Tuesday, March 21, 2017

The Graveyard



We’re walking to the graveyard for the first time since my grandparents passed away. My feet are sweating, my hands are sweating. The lump in my throat is making me feel vulnerable; one hug and I might collapse. I’m looking and looking and looking for the graves. I can’t remember where they are.
Avalon is skipping a long through the graves; her dress stands out from all the gray.
I tell her, “Don’t step on the gravestones”. A long conversation ensues about why. She runs to the trail. She stops. “Mom, look!!!”
Lying on the unforgiving pavement is a Monarch butterfly. Her intricately swirled fairy wings are perfectly still. Avalon’s blue eyes are wide with fascination and shock. “Mom, why did she die?”  
On the hill there are two beautiful and ancient ladies.  I name them Ethel and Alice. Ethel is supporting Alice. Alice has silvery long hair. They pause at a grave, holding each other, smiling, laughing. I imagine what they are saying. I bet it starts with “remember when”…. They slowly shuffle together to another grave. They pause again. I imagine their tears on a journey, falling down through the patterns of wrinkles.   
I still can’t find the gravestones.
I look up to see the outlines of my mom and dad. I try to decide if this is a miracle or a consequence of living in a very small city. They point and shout to me, “Grandma and Grandpa are over there!”
Finally, we’ve made it to the hardest part. Avalon is unimpressed, but imaginative of Grandma and Grandpa’s life in heaven. The gray stones can’t tell us anything.   

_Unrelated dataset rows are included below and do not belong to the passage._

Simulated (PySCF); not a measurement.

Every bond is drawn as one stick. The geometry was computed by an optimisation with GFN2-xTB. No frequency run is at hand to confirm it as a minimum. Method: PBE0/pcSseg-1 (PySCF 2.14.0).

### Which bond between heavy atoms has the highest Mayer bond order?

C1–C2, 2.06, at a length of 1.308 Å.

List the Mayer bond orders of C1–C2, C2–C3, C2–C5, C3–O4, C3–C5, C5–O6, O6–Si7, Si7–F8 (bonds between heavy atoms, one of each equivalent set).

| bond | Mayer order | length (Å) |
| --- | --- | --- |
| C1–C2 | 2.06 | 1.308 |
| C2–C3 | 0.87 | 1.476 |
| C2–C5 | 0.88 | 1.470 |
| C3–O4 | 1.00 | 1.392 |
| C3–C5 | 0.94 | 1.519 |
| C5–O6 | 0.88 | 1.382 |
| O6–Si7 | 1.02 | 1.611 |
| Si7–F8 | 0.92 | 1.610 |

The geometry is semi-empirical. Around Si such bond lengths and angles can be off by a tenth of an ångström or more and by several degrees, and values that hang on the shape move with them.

Ethel and Alice have traveled back and forth from their two grave spots several times. It’s time to go. 

Wednesday, March 15, 2017

The Earthquake




Everything I heard from friends, relatives, and society before you were born is still true… You will disrupt my life. I’m not mature enough to parent. I’m not ready. I don’t know how agonizingly difficult this is going to be. I don’t know what I’m doing. I don’t have enough money. A child deserves two parents with good jobs, health insurance, and a plan. If I screw parenting up & go party, all contact will be cut off. An unplanned child could have a miserable existence!!! I will be a working single mom and you will be in daycare alllll the time. Daycare might damage you!!!

One person said to me, “There is a plan.” Everybody else said, “I’m fearful, and you should be too.”
Baby we’ve made it through some of the hardest days, and some of the hardest days are yet to come. My little book of parenting advice that people wrote in at my baby shower no longer applies. “Don’t sweat the potty-training” (I did) and “sleep when the baby sleeps” (I didn’t!) and “Treasure every moment” (I tried!).

You’re four now, and you have disrupted my life in every possible way. You are nothing less than an earthquake. You make me wiser and stronger and better. I have poured out myself into you. You were always my destiny.
I’m still not enough. And that is where my strength comes from. 
It comes from some of the ones who were formerly fearful. It comes from some of the ones who are stepping into their destiny too.


(And daycare. Daycare is the reason you wrote your best friend’s name yesterday without looking at anything, just right out of your head. At age four). 

I love you. 




Thursday, March 9, 2017

Why Asking for Help is Strong


In our culture asking for mental, emotional, material, or physical help is considered weak.
I believe the opposite…
Asking for help is the strongest thing you can do for yourself and your family.
It demonstrates courage, resilience, strength, and most importantly, HOPE.
The act of asking for help whispers, “I’m weak, but I’m still willing to try”.
It cries, “I can’t make it right now, so I’m choosing to trust you with my burdens”.
If that's not strength, I don't know what strength is.
In the last 5 years of my life I have worked really hard only to find that I am never enough. I’ve pulled it together for weeks and months at a time, only to crash and burn. I’ve been a devoted mom, only to hear a voice in my ear telling me that I should be stronger...that I should be much more...that what I’m doing is not valuable.
That is not the voice of truth...
One year during Finals Week, my friend Amanda asked to do my laundry. She returned my laundry basket with another basket filled with a week’s worth of food. I cried. I didn't ask for her to do that much, but I let her know I was struggling, and then I accepted her help even though it was hard for me. I've lost count at how many times my friend Hilary has come over & done the dishes for no reason other than that she saw the defeated expression on my face. There’s a bunch of people who just randomly drop off food at my house or do other things because I try to be honest about what I am struggling with. They can't fight my battles for me, but they can do one act of kindness that makes a huge difference.
I've met so many people who are afraid to ask for help. Sometimes they just need one person to show kindness to them, which will lead to them to feel supported, which will lead to them to the BRAVE act of asking help, which will lead to relief for them and life-long changes.
The one piece of advice I feel the most confident giving? ASK FOR HELP from a safe person or organization.
You are not weak; you are strong.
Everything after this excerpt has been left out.